Charlie Brooker of The Guardian UK answers this important question.
President Barack Obama. President Barack Obama. Nope, still can't get used to it. It's literally too good to be true. I must've died in my sleep and am now having an insane fantasy pumped into my head by the Matrix. Any minute now Salma Hayek is going to float through the door with a tray of biscuits and I'll know the game's up.
Or perhaps I've just come round from a coma. The election took place 10 years ago, and what I've just sat through was actually a Hollywood movie loosely based on real events. And in a bid to appeal to the multiplex crowd, they decided to jettison all semblance of subtlety.
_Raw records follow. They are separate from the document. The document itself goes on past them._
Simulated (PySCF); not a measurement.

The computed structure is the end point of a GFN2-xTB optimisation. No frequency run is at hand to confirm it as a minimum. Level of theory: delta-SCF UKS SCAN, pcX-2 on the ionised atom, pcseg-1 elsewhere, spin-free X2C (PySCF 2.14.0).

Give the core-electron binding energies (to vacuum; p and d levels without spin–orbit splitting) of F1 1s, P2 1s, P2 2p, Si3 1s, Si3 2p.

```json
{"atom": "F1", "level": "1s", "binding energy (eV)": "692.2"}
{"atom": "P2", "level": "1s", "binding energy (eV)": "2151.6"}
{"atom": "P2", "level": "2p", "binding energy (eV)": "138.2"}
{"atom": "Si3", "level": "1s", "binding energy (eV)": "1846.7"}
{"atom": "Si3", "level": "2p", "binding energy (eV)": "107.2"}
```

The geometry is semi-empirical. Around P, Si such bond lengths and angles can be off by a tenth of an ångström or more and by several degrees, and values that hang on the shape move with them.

On the one hand, you had Obama (Will Smith in admittedly impressive makeup, although the ears never really convinced). He was practically walking on water. No one's that nice. And pitched against him, the Republican campaign, which was so nakedly horrible it could only have been orchestrated by Skeletor. Nudge-wink comments about "the real America", underhand attempts to link Obama with terrorism, automated robo-calls whispering desperate fibs into the ears of voters ... if Obama's grandmother had died while he was at her bedside in Hawaii, they'd have erected billboards claiming he couldn't be trusted around white women. Jesus, guys, why not just change your name to the Bastard Party and march around in long black capes? Vote for us, we're openly despicable.
The scriptwriters clearly decided to balance the nastiness by introducing some satirical comic relief in the form of Sarah Palin, but she was scarcely plausible either. And they never really nailed her story arc, instead being content to have her wandering through every scene she was in, screeching inept banalities like a rightwing version of Phoebe from Friends. And what was with the whole Joe the Plumber sub-plot? I mean, c'mon, they invited him on tour and everything. As if. In the real world, no one would've bought that for a second. That's precisely the sort of thing that breaks the all-important suspension of disbelief. It didn't help that the guy they cast to play him, Michael Chiklis, is instantly recognisable from his leading role as the corrupt, brutal cop Vic Mackey in the hit TV series The Shield.
And the ending was far too saccharine. Dancing in the streets? Tears of joy around the globe? Oh please. I give it four out of 10. A rental at best.
Linkage.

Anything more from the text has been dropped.